Move aside Concorde
In this picture, Atlantis is about a minute away from landing flying an approach slope of negative 22 degrees (seven times steeper than a commercial aircraft's approach)! The vehicle is impressive in so many ways, but there is one story which ranks as one of my favorites.
The shuttle experiences eight minutes of powered flight during its ascent. During these eight minutes, a variety of abort options exist should an engine go out, a cabin leak develop, etc... During roughly the first half of the ascent, the vehicle would have to flip and come back to the Kennedy Space Center - a maneuver we would rather not do in a vehicle which has been described as a "flying brick." During the next 1.5-2 minutes, the vehicle still lacks the energy to make it into orbit on fewer than three engines, but could make it to a landing site in Europe or on the eastern seaboard (depending on the launch inclination). After about the T+5:30 mark, the vehicle has enough energy to make it into a lower-than-desired but safe orbit in a maneuver called an Abort To Orbit (ATO).

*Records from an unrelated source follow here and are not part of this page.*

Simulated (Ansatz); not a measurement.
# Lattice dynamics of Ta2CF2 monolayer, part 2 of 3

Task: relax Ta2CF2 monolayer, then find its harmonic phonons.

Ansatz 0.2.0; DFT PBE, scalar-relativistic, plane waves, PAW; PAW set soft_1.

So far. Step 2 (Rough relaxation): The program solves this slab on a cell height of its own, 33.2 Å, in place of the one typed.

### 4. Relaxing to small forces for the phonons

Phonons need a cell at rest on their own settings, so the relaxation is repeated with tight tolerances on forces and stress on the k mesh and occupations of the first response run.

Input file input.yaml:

In the history of the shuttle program, only one in-flight abort has ever been called. It was on Challenger's STS 51-F which launched in the summer of 1985. At T+5:45, a main engine shut down and the crew initiated an ATO - burning the remaining engines longer to achieve a stable orbit. Had the engine shut down 30 seconds earlier, the crew would have turned the vehicle upright and flown to a European landing site. Years later, the pilot of that mission (Gen. Roy Bridges) was speaking to a group of us at Purdue (his alma-mater) when he mentioned that there was always a small part of him that wished that engine had gone out earlier. "We would have reset the trans-Atlantic crossing record" he explained. The current record is 2 hours 53 minutes by the Concorde[1] - Challenger would have reset it to 22 minutes!